A lot of writers are obsessed with originality, believing their ideas for stories must be, you know, 100% original and unique. Not me; I generally settle for 33% unique, with the other 66% being freely appropriated from everything else in the known universe. And while your exactly ratio of originality-to-borrowed might vary, the fact remains: There’s nothing new under the sun, and if you think you’ve got a story no one’s told before you simply haven’t read very widely.
If you’re struggling for ideas to write about, one possible problem is you’re being too precious about originality. Forget it. Try this: Take a very shopworn story idea, and just write a story. What gives your fiction value isn’t the elevator pitch, it’s what you add to it. So, for example, write a story about a wife and her lover who plot to murder her husband for his money. It’s so ancient! It’s so cliché! So, figure out how to make it sing.

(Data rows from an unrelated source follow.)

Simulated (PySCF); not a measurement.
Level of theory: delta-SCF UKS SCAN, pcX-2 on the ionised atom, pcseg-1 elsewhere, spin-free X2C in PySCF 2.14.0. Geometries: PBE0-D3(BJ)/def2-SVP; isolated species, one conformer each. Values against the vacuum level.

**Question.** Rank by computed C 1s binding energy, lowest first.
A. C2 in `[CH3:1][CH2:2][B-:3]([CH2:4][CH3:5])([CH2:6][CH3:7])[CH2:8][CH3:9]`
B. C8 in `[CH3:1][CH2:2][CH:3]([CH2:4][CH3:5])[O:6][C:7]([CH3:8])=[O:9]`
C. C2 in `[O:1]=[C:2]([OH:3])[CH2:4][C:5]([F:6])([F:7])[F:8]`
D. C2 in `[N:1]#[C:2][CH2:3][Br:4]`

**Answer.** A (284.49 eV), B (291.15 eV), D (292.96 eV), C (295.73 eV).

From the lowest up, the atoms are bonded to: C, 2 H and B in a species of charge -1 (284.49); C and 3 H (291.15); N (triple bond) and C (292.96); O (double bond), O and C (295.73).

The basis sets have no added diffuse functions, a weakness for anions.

Another thing to try is to cannibalize yourself.
They Taste Just Like Lady Fingers
We all have failed novels. I have several dozen. They all failed for different reasons, and they contain at least some good writing and interesting ideas, like a rotten plank that can be ripped down to healthy wood. If you’re currently not doing well in the inspiration department, why not go back through the graveyard of your failures and see if there’s a novel that had a great premise but didn’t work in execution, or a novel that took a wrong turn somewhere and died right under your hands. Start over.
Or, look for discrete sections in your failed novels that hum, that sing—and see if you can rip them out of their rotten narratives and combine them, or use them as the core for a whole new attempt, lathering on fresh words until you have a healthy novel.
Will it work? Sometimes, sure. Not always, certainly. But if you don’t have any ideas now, what do you have to lose?